Furthermore, using language such as ‘heterosexual-leaning-bisexual’ and ‘bisexual-leaning-heterosexual’ is highly offensive and insensitive to those who identify as bisexual. The use of ‘leaning’ language denigrates bisexuality as a sexual orientation, and misunderstands the spectrum of orientations under the Bi+ umbrella. The 1990 Bisexual Manifesto (digitised here summarises this as follows:

‘Bisexuality is a whole, fluid identity. Do not assume that bisexuality is binary or duogamous in nature: that we have “two” sides or that we must be involved simultaneously with both genders to be fulfilled human beings. In fact, don’t assume that there are only two genders. Do not mistake our fluidity for confusion, irresponsibility, or an inability to commit. Do not equate promiscuity, infidelity, or unsafe sexual behavior with bisexuality. Those are human traits that cross all sexual orientations. Nothing should be assumed about anyone’s sexuality, including your own.’

This report justifies the use of this ‘leaning’ language by noting that ‘sexual orientation is a complex issue and is likely to be still developing at the age of 16.’ However, regardless of age, if someone identifies as ‘bisexual’ they should be taken at their word.

We are aware of measures such as the Kinsey Scale, first published in 1948, which may be more appropriate in ascertaining the multiplicities of sexual orientation. However it is unclear why this would be more relevant to this research than simply ‘bisexual’.

Definitions of sexual orientation and gender identity, with a clear question on both characteristics, would be a better approach, especially for a survey with younger people who may not be familiar with this language due to failings in Relationship and Sexuality Education.

We believe that this report is condescending towards young people as it suggests that they may not know their sexual orientation or gender identity. However, repeated studies have shown that most LGBTQIA+ people know around their teenage years. The Rainbow Project research in 2021 has shown that people self-identify that they are members of the LGBTQIA+ community around the average age of 14. This was lower for males at 13 than females at 15. However there is a gap in between knowing themselves and telling someone else, average ages was 19, (19 for men and 20 for women). We recognise the separation around sexual orientation and gender identity, this can be somewhat fluid during this period, but we found the commentary that this might be just a phase minimising of young people’s experiences around gender identity and sexual orientation.

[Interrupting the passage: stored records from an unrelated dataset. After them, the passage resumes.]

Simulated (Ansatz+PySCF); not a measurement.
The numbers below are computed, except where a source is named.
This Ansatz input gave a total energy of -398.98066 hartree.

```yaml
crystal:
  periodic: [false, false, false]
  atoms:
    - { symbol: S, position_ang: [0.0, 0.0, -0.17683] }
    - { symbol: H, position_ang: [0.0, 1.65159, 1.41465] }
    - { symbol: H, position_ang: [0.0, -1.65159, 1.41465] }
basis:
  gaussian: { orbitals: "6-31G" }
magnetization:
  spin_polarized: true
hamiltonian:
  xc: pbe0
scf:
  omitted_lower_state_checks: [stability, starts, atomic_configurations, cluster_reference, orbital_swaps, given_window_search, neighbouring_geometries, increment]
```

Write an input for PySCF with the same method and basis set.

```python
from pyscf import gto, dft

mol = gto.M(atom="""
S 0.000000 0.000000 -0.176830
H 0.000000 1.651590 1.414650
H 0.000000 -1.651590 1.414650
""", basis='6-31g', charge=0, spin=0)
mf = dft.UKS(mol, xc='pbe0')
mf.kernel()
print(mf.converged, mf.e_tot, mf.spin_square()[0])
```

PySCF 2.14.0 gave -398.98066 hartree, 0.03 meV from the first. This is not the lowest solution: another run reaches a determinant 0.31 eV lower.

The WPG would also like to raise concerns about the way TEO asked about respondents’ gender in this survey, particularly in relation to transgender status. Gender is a complex and often sensitive issue, particularly for those who identify as transgender or non-binary. Survey questions regarding gender must be asked in a way that is alert to these sensitivities, for example, by asking them in a gender-informed way and only asking for information that is crucial to the study, with an appropriate level of detail.

In this research report, survey respondents were asked if they were ‘male to female transgender’ or ‘female to male transgender.’ Using ‘before and after’ language can be highly offensive and hurtful to trans people, given the complexity and sensitivity of gender identity. Whether in an intended or unintended way, the use of this language forces transgender individuals to partially identify with their previous gender, which can be triggering and have the effect of re-traumatising trans people. For reference, survey respondents were asked “What is your gender identity?” and the response options were: Male, Female, Male to female transgender, Female to male transgender, Non-binary, Other. We would suggest that these options should have read: Man, Woman, Non-binary and Other, as these categories include trans people. For example, the category of ‘woman’ includes trans women, and the category of ‘man’ includes trans men. Transgender is not a gender in and of itself, it is an umbrella term used to describe people who have transitioned genders.

We are concerned that non-binary in the classification of sexual orientation is wrong. Being a non-binary person is not a sexual orientation, this is a minority gender identity and internal sense of self. Non-Binary people may identify with various sexual orientations. It is again up to the person how they choose to identify their sexual orientation or gender identity.

The Rainbow Project State of the Community research (2021), has shown that the majority of respondents identified as a man (45%) or woman (43%). A further 7.1% identified as non-binary while 1.42% identified as gender-fluid. Our research also reflects 14% of those under 18yrs identifying as non-binary, so it is disappointing that figures for trans or non-binary were low in this piece of research. This could be because there were no clear specific questions on either sexual orientation or confusion around questions on gender identity.

This alternative approach would have been particularly helpful to TEO in addressing the issue of sub-categories of gender being too small. For reference, in this research report, it is noted that ‘the numbers in the remaining response categories were too small to enable production of meaningful statistics (even if combined) and they were therefore excluded from the analyses that focused on gender.’

Domestic abuse, in particular violence against women and girls, is something that we need to tackle. However, any strategy or research must include recognition of the specific forms of abuse and violence against LGBTQIA+ people and this must include specific questions about their sexual orientation or gender identity. To make the research more beneficial would be to ask respondents what their sexual orientation and gender identity, rather than trying to infer it from responses.

LGBTQIA+ or Women Sector organisations in Northern Ireland were not contacted before the publication of this research. If this engagement had been sought ahead of time we would have been able to point out some of our key concerns with wording and format.